Great Expectations for Gale's Nineteenth Century Collections Online

May 18, 2012


      Bookmark and Share

BEST PRACTICES SERIES

Article ImageCuration is one of the hot content buzzwords these days. From RSS feeds to Twitter and Pinterest, gathering together valuable collections of content is recognized as one of the best ways to attract an audience. However curation itself is hardly something new.

Be it in the form of a private collection of rare manuscripts to the massive assortment of images, documents, letters, and much more gathered at the grandest public institutions, curation - organizing and maintaining a collection -- has been around as long as there were things of value and places to keep them safe. Yet many of these collections sit in isolation, available to only a privileged few. They also are at risk of damage, deterioration, and even destruction.

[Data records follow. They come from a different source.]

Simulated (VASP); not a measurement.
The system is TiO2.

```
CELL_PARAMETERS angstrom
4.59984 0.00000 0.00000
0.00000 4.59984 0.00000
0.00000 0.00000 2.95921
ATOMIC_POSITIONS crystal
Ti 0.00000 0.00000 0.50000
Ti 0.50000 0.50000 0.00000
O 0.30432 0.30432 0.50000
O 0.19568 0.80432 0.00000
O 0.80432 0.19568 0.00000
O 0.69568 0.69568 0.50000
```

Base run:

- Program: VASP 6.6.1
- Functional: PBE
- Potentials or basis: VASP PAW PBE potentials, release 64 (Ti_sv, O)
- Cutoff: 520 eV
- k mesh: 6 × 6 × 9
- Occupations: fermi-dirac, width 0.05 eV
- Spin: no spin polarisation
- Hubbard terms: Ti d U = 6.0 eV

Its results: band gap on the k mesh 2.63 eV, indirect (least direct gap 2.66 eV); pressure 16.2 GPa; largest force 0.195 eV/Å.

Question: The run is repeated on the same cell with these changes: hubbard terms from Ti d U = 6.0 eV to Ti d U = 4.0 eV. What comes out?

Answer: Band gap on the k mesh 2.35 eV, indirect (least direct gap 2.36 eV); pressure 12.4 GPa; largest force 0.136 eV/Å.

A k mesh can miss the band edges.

It is with these issues in mind that Gale, part of Cengage Learning, set about to create its Nineteenth Century Collections Online (NCCO) collection. NCCO brings together rare primary source materials - monographs, newspapers, pamphlets, manuscripts, ephemera, maps, photographs and more - from more than 100 individual collections.

Working With the Collection Curators

According to Ray Abruzzi, associate publisher at Gale, while there were many challenges to a digitization project of this range and size, he found the individual collection curators to be incredibly receptive and cooperative. As Gale began to explore which collections it wanted to include, Abruzzi says he knew that "somewhere, there's a curator in love with each collection." Once that individual was identified, Gale staff would ask them "what would you like to see happen with this collection?" They found that in many cases the primary hope was to get it out into the world to be accessible to a global audience.

This was certainly the case for The National Archives. As Caroline Kimbell, head of licensing puts it, "By digitizing these records, The National Archives and Gale have opened the gateway for historians, undergraduates, post-graduates, and others worldwide to access the records, not just those previously who were able to visit The National Archives in person."

Increasing Information Access and Functionality

The majority of the content for which Gale partners with archives and libraries to digitize is rare and can often be unique, according to Abruzzi. In the past, the process to access documents such as these required not only travel, but also justification of a need to work with these materials. With digitization," he points out, "there is a democratization of research through broadened access."

In the past, use of the documents would not only have been highly monitored, but requests also took a great deal of time to process and access was limited to one researcher at a time. Through digitization, documents can be accessed by multiple users at once from anywhere in the world.  

The collection has also been enhanced with textual analysis tools including term clusters and graphics, which allow users to analyze individual as well as groups of texts.

For researchers and students, NCCO allows users to store documents, create annotations for their own personal use, and create and share tags for themselves and for other users. It has also been optimized for Zotero, a content and citation tool.

The Digitization Process

The combination of individual care, expertise, skill, and technological advancements was required to make this collection possible. As Abruzzi points out, the collections Gale and its global advisory board -- made up of leading international scholars and bibliographers of nineteenth century studies -- primarily sought out were "already well organized and complete unto themselves." However human subject indexing was combined with software and machine-aided indexing tools to enhance discovery. The collection includes over 2 million searchable terms that were keyed in, such as for the handwritten documents.

Abruzzi says customers started asking for a 19th century collection right after the 18th century collection was released in 2003. However, he says that "the sheer volume of publishing in the 19th century as compared to the 18th century was simply too massive to approach with the same comprehensiveness as ECCO."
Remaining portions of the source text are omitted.